Correction: Delaware-Electoral College story

March 8, 2019 GMT

DOVER, Del. (AP) — In a story March 7 about legislation regarding the National Popular Vote, The Associated Press erroneously reported the results of a Delaware Senate vote. The Senate approved the legislation 14-7, not 17-4.

A corrected version of the story is below:

Delaware Senate passes national popular vote initiative

The state Senate has voted to have Delaware join other states that want to pool their Electoral College votes for the presidential candidate who wins the national popular vote


Associated Press

DOVER, Del. (AP) — The state Senate voted Thursday to have Delaware join other states that want to pool their Electoral College votes for the presidential candidate who wins the national popular vote.

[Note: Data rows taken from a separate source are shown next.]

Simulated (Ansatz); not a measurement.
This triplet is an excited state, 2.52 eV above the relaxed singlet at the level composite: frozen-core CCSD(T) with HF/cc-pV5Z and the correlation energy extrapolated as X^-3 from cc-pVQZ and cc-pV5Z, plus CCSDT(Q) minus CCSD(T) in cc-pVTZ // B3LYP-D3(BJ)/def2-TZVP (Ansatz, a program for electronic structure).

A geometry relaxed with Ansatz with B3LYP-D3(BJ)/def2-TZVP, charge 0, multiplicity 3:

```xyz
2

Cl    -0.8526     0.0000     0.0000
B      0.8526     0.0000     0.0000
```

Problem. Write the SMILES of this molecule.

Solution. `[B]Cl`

The legislation, approved on a 14-7 vote, requires Delaware to cast its three electoral votes for the national popular vote winner, rather than the winner of the popular vote in Delaware. Two Republicans joined majority Democrats in voting for the bill, which now goes to the Democrat-led House.

Eleven Democratic-leaning states and the District of Columbia already have voted to enter the National Popular Vote Interstate Compact. Democrat-controlled Colorado will soon join the list, giving the compact 181 of the 270 electoral college votes needed to elect the president.


The initiative was launched in 2006 after Democrat Al Gore won the popular vote in 2000 but lost the presidential election to Republican George Bush, sparking renewed criticism of the Electoral College system. The movement, which gained steam after Hillary Clinton lost to Donald Trump in 2016, is an attempt to establish direct popular election of the president without having to amend the U.S. Constitution to eliminate the Electoral College.

“We are not getting rid of the Electoral College. ... This is all about making every vote relevant in every state,” said former Michigan Republican Party chairman Saul Anuzis, who is helping lead the reform effort.

Supporters of the measure say that, under the current winner-take-all Electoral College format used in 48 states, presidential candidates take solidly red or blue states for granted. They instead focus their time, attention and money on roughly a dozen “battleground” or “swing” states. If enough states band together and agree to award their electoral votes to the national popular vote winner — regardless of the preferences of voters in those individual states — candidates would battle for vote margins in states that are currently ignored, advocates say.

“This bill makes every vote equal, makes every vote matter,” said Chris Pearson, a Vermont state senator helping lead the reform effort.

The compact would take effect once it has been joined by states possessing a combined total of 270 or more electoral votes.

Critics of the initiative say it is an end-run around the Constitution that would lead to legal challenges and contested election results. They also say it would disenfranchise voters who don’t live in the major population centers that would be targeted by candidates while ignoring the majority will of voters in individual states.